Taking wide receivers in the top-five or even the top-10 of the draft is a recipe to getting a pink slip as a general manager. See: Matt Millen.
Many believe there is a clear need for a big-time playmaker at the position for the St. Louis Rams entering the 2014 NFL Draft, but that logic has some serious flaws in it. This team just added two pass catchers in last year’s draft that had just under seven games to play with the club’s franchise quarterback in Sam Bradford. I don’t know about you, but that seems like the textbook definition of rushing to judgment to say that neither of those guys is capable of being a valuable receiver for the team.
Recent whispers of the Rams targeting Clemson wideout Sammy Watkins with the No. 2 overall pick following his amazing Orange Bowl showing are completely ridiculous. GM Les Snead would be tiptoeing toward Millen territory if he were to spend that high of the selection on a receiver in his third year in St. Louis.
In case you don’t recall, the former GM of the Detroit Lions infamously selected massive bust Charles Rogers No. 2 overall in 2003, relatively unsuccessful Roy E. Williams No. 7 overall in 2004 and complete bust Mike Williams No. 10 overall in 2005. Though Snead’s first season saw a second-round pick in Brian Quick be selected No. 33 overall, that type of selection is basically a first-rounder in its own right. Taking Tavon Austin last year after trading up to No. 8 overall made two consecutive years with receivers selected fairly early in the draft. A third offseason in a row with a wideout taken that early would really force me to question Snead’s judgment.

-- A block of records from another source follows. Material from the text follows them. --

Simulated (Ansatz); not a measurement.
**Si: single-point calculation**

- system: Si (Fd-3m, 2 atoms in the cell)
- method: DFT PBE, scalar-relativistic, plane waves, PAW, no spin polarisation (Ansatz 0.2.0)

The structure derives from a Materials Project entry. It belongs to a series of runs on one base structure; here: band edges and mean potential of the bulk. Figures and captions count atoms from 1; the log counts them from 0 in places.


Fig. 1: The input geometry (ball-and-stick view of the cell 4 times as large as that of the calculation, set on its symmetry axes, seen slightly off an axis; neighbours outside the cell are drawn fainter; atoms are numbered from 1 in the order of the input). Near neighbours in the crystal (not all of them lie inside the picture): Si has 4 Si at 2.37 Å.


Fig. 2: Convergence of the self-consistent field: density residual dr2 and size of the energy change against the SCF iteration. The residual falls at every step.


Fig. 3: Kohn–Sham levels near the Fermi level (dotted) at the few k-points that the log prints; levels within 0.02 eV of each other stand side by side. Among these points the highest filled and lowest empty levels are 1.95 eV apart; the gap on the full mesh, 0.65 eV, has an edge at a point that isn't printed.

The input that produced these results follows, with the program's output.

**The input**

The Rams found a fifth-round gem in Chris Givens in 2012, and Stedman Bailey showed some promise late in the year as a third-round pick this past season. It seems fairly clear that receivers are trending in the direction of running backs in the modern day NFL. Unless there is a Calvin Johnson-type talent available, waiting until the later rounds is a preferable area to find a pass catcher.
Now the intent here isn’t to slight Watkins as a potential prospect because there’s no doubt he has loads of potential and could develop into a real weapon at the next level. But there are just too many cautionary tales to justify the risk when the Rams have so many other holes in the trenches on offense and in the secondary defensively.